Can we afford to lose certain research data? That is the key question when selecting research data for long-term archiving.
As for the data that is presently collected from the Large Hadron Collider (particle accelerator) there is no doubt(1)."We cannot afford to lose it", says Cristinel Diaconu (chair of the international Data Preservation in Long Term Analysis in High Energy Physics (DPHEP) study group).
A report by the European Union(2) mentions data classes. It is more important for certain data classes to be stored for the long term than it is for others. Data that is eligible for a data archive:
- Data with potential for reuse (which is important (or seems to be) for a larger community);
- Data that improves an open access publication;
- Data that must be archived because the financier demands this;
- Data that is produced via processes that are difficult to repeat.
The flow chart below (amended from an illustration in the DMP template of Wageningen University)(3) illustrates when you should consider archiving research data for the long term. Before going through the chart, it is important to assess whether all the pre-conditions have been met:
- Can the data format and software format be used?
- Is the quality of the data documentation (metadata) sufficient to understand which data is concerned?

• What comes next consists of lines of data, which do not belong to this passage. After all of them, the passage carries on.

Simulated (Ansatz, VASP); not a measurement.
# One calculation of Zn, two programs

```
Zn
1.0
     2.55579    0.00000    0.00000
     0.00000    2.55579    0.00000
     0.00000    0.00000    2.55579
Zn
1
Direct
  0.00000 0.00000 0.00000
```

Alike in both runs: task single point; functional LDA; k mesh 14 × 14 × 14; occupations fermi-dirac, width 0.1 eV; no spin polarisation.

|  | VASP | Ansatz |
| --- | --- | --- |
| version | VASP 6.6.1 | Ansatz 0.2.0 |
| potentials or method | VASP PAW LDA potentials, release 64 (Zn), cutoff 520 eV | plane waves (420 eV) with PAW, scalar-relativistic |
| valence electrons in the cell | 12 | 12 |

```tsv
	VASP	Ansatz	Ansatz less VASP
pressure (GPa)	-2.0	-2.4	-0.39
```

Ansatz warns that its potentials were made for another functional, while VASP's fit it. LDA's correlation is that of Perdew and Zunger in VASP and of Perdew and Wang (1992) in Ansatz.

- Are there any legal objections preventing the data from being shared (contracts, privacy)?
Whether data should be archived for the long term is always subject to a costs and benefits analysis. How do archiving costs and availability relate to the costs of reproducing the research data? To date, data archives are not really able to calculate this, but there are presently projects in place that are looking into this subject.
Once it has been determined that a data set will be included in a data archive, it is important to determine how long it needs to be saved. The preservation period will depend on the discipline, the developments, the costs for storage and accessibility and the expected (re)use. Data sets that are considered national heritage, e.g. the results of archaeological research, are generally archived indefinitely.
If the preservation period has not been stipulated, it is important to determine after a certain period whether or not the information needs to be permanently archived. The report 'Selection of Research Data'(4) [pdf] states that a period of 10 years is appropriate to reconsider whether research data still needs to be preserved or whether it should be destroyed.